Conferences missed, but not that much

Courtney Wylie, VP of Product and Marketing at Mention Me, is similar to many other martech execs who have had to recently grapple with turning, in her case, a breakfast sales event into a webinar. While she will miss meeting up with prospects and clients in real life, she believes missing larger industry events will have less of an impact on lead generation than would have been the case just a couple of years ago.

“We’re not overly worried about relying more heavily on webinars because we find with big events you don’t get the contact details for people who have come to your presentation any more, due to GDPR,” she says.

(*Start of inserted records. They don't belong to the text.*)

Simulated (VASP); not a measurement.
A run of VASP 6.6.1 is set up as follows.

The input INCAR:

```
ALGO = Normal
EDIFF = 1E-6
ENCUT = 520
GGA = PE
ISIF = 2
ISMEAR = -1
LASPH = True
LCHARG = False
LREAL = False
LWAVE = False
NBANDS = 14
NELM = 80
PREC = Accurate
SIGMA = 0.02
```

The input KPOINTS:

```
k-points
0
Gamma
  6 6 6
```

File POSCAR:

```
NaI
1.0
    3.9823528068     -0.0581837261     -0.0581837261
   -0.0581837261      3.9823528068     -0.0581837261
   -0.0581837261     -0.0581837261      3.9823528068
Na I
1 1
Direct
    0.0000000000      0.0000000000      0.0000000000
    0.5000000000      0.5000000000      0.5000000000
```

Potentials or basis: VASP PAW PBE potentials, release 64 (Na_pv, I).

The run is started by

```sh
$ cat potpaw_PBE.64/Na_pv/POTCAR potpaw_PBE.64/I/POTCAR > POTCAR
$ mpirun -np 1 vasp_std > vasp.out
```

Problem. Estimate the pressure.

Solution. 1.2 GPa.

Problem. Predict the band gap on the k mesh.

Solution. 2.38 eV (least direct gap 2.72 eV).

“You used to get a couple of hundred potential leads from the organiser in return for sponsoring a stream but now you probably only get to arrange a coffee with, say, three interesting leads. For us, conferences are now mainly about brand building or second-touch, because people are already aware of us through our digital marketing; we focus a lot on SEO and PPC.”

Great webinars create compelling content

The big opportunity Courtney sees is that to hold webinars, the company is going out and pre-recording keynote speakers and during the event they will record the stream of panelists answering questions. This, she feels, is going to give the company some content to distribute as video and podcasts.

This could serve as a lead generation tactic, particularly as Mention Me already relies heavily on thought leadership content to help boost its SEO performance. While Wylie is not clear yet what budgetary impact cancelled events will have, she’s confident it will lead to the company relying more on content to boost its thought leadership credentials.

“It’s too early to say if we’re going to, say, double our content production, but we’re likely to increase it through video, podcasts, reports and articles,” she says.

“Getting our content out there is a good way of showing thought leadership which is only going to become more important if there aren’t events taking place where we can speak at.”

Distributing content to new eyes

It would appear, then, that the route of replacing live events with webinars is about to heighten interest in creating compelling content that shows thought leadership on a range of topics. The goal will be to grab the attention of prospects and existing customers on their laptop rather than an exhibition hall.

Martech and adtech companies will have their own properties to highlight this new raft of engaging content to existing prospects. However, to turn new content into fresh leads, from people who are not already visiting a company’s website, the likelihood is many may consider looking further afield to distribution partners.

–Sean Hargrave, Digital Donut. Read more articles from Digital Donut.

Want to Repurpose and Monetize Content from Online Events?

Watch this 1 minute video from Boundless Markets. Turn webcasts, webinars and other content into fuel for lead generation, branding and sales enablement.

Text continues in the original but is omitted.